The day I knew I needed help
There was a day I knew something had to change.
Not in a quiet, gentle way. In a moment where everything felt too loud. Too heavy. Too much. I remember thinking I was done. Not in a dramatic way.
Just… finished. Like I had nothing left to give. Like I couldn’t keep doing this. Like I didn’t want to be here anymore. But at the same time… something inside me wasn’t ready to give up. There was this small, fragile part of me that still wanted to stay.
Even if I didn’t fully understand why.
I remember thinking: I’ll give the world one more chance. Just one. If something or someone can help me, then maybe I’ll stay. But if not… then maybe that would be my sign. Maybe that would mean I was done. That was the line I was standing on. Right on the edge of everything. So I picked up the phone.
I called the mental health crisis line. My heart was racing. My hands were shaking. And I didn’t really know what I was going to say until I said it.
And what came out of my mouth was:
“I don’t want to die… but I’m scared I will if you don’t help me. I’m scared of what I’ll do.” Even saying it out loud felt terrifying. Like admitting it made it more real.
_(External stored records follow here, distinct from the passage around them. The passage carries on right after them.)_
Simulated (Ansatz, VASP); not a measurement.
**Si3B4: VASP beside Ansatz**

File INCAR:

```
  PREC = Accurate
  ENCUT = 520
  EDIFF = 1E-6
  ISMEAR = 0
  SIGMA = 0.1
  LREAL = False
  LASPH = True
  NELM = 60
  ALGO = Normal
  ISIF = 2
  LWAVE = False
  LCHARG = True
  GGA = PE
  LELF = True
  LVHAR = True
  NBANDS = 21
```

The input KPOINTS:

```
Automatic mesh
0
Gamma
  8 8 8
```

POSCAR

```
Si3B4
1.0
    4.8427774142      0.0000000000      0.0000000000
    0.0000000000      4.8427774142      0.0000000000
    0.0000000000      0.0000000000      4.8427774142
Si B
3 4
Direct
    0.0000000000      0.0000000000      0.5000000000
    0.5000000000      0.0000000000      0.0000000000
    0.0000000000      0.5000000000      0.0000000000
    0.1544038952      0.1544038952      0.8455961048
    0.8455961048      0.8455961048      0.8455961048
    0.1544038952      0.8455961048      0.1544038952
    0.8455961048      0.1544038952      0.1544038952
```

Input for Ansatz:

But also… like maybe, finally, someone would hear me.
I didn’t want to die. But I didn’t feel safe with myself either.
And that’s the part that was so hard to explain. It was this in-between space. Not wanting to end things. But not feeling able to keep going the way I was. And in that moment… I realised something important.
I hadn’t run out of hope. I was just running out of ways to cope. And reaching out didn’t mean I was weak. It meant I was still here. Still trying. Still choosing to give that small part of me a chance.
That phone call didn’t fix everything. But it was the start of something. It was the moment I stopped carrying it all alone. The moment I let someone else hear how bad it really was. And maybe that’s what I needed most. Not to be told everything would be okay.
But to not be alone in it anymore. That day changed something in me. Because even at my lowest…
I still chose to reach out.
And I still have days where I feel close to that place again. Days where the thought comes in quietly. That maybe death would be the easier way. The quieter way. The nicer way out. Not in a way where I want to act on it. But in a way where it feels… like relief. Like if something happened and I wasn’t here anymore,
it would be okay. Maybe even better. Like I wouldn’t have to carry everything anymore.
And I’ve had to learn how to sit with that feeling without letting it become the answer. Because it’s not about wanting to die. It’s about wanting things to feel lighter. Easier. Safer. And those are very different things.
So I remind myself: Just because the thought shows up doesn’t mean I have to follow it. Just because a feeling feels heavy doesn’t mean it’s the truth. And just because some days still feel like that… doesn’t mean I’m back at the beginning. It just means I’m still human. Still healing. Still here.